This second problem feels more like the birthday problem, but with multiple birthdays.

How do I calculate these expected values?

These problems are *hypergeometric* in nature. They don't concern "expected values" in the usual statistical sense: you appear to ask for thresholds (minimal quantities) rather than expectations. — whuber, Aug 25 '20 at 15:22
The goal is indeed to get 3 marbles by opening as few bags as possible. The more bags you open, the higher the probability of success. What would then be a better way of phrasing the question? In the real world scenario I am dealing with, there is a "cost" to opening the bags, but I have left that out for a cleaner question. I am interested in learning what methods can be used to calculate these kind of probabilities, and then compare the probabilities of success to the cost of opening the bags. — joakimb, Aug 25 '20 at 15:32

score 3 · Accepted Answer · answered Aug 27 '20 at 14:07

Let's generalize both questions so we don't have to solve them twice:

Let there be $n\ge 0$ bins indexed $1,2,\ldots, n.$ Suppose there are $C\gt 0$ different colors of marbles and $0\le k\le n$ marbles of each color. Distribute each set of $k$ marbles into $k$ distinct bins randomly. Collect all marbles from bin $1,$ then bin $2,$ and so on until you first obtain $m\ge 0$ (and $m\le k$) of at least one color. Let $I$ be the index of the bin you last emptied.

What is the distribution of $I?$ Specifically, what is its 50th percentile?

This abstract rephrasing suggests some useful simplifications:

Each color $c$ determines a simple random sample (without replacement) of the bins. Sorting the bin indexes, we may express this sample as the indexes $1 \le X^{(c)}_1 \lt X^{(c)}_2 \lt \cdots \lt X^{(c)}_k \le n.$
Therefore, $X^{(c)}_m$ (which is the $m^\text{th}$ order statistic of this sample) is the index at which we will have first collected $m$ marbles of color $c.$
Consequently, $I$ is the minimum over all colors of $X^{(c)}_m.$ The specifications of the problem imply these random variables are identically distributed and independent (iid).

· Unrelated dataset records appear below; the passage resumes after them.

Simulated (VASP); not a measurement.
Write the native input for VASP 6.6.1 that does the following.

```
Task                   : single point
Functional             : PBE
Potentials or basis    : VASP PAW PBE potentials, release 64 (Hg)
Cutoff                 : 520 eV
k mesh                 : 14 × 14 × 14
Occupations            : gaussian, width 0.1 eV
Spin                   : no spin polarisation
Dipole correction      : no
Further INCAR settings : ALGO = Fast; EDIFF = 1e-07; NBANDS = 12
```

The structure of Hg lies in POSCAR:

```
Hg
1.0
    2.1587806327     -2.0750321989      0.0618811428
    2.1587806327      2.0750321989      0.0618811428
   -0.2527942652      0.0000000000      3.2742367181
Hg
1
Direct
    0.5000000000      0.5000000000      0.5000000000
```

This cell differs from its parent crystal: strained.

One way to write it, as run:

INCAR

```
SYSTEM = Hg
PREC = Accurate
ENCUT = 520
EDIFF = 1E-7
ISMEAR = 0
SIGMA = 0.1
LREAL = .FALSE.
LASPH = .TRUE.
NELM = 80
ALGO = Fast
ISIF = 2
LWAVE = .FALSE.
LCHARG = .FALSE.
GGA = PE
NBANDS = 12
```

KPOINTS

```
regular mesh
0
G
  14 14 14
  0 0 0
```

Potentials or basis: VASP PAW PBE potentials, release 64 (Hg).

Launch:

That reduces the question to two simpler subproblems. First (dropping the superscript $(c)$), find the distribution of $X_m.$ Second, find the distribution of the minimum of $C$ iid variables.

First subproblem

Let $1\le i\le n$ be a possible value of $X_m.$ Compute the distribution function $F_{m;\,n,k}$ of $X_m$ from its definition,

$$F_{m;\,n,k}(i) = \Pr(X_m \le i) = \Pr(\text{the sample includes at least } m \text{ bins in }\{1,2,\ldots, i\}).$$

Partitioning the event "at least $m$" into the disjoint events "exactly $m,$" "exactly $m+1,$" and so on enables us immediately to express this in terms of Binomial coefficients as

$$F_{m;\,n,k}(i) = \frac{1}{\binom{n}{k}}\sum_{j=m}^k \binom{i}{j}\binom{n-i}{k-j},$$

a hypergeometric tail probability.

Second subproblem

Let $F$ be any distribution on the integers $\{1,2,\ldots, n\}.$ The distribution of the minimum of $C$ iid samples $X_1, \ldots, X_C$ of $F$ is

$$\begin{aligned} F^{(C)}(i) &= \Pr(\min(X_c)\le i) \\ &= 1 - \Pr(X_1\gt i)\Pr(X_2\gt i)\cdots\Pr(X_C\gt i) \\ &= 1 - (1 - F(i))^C. \end{aligned}$$

The distribution of $I$

Applying this to the previous result shows

$$\Pr(I \le i) = F^{(C)}_{m;\,n,k}(i) = 1 - (1 - F_{m;\,n,k}(i))^C.$$

Solution to the original problem

The second question asks for the smallest $i$ for which $F^{(100)}_{3;\,99,5}(i) \ge 50\%.$

We may find that by a direct search: the value is $11,$ just barely: $F^{(100)}_{3;\,99,5}(10) = 0.4963\ldots$ while $F^{(100)}_{3;\,99,5}(11) = 0.6059\ldots$ .

Simulation

As a check, I simulated 10,000 independent repetitions of the process described in the second question (which, because it distributes balls into bins a million times, takes a few seconds).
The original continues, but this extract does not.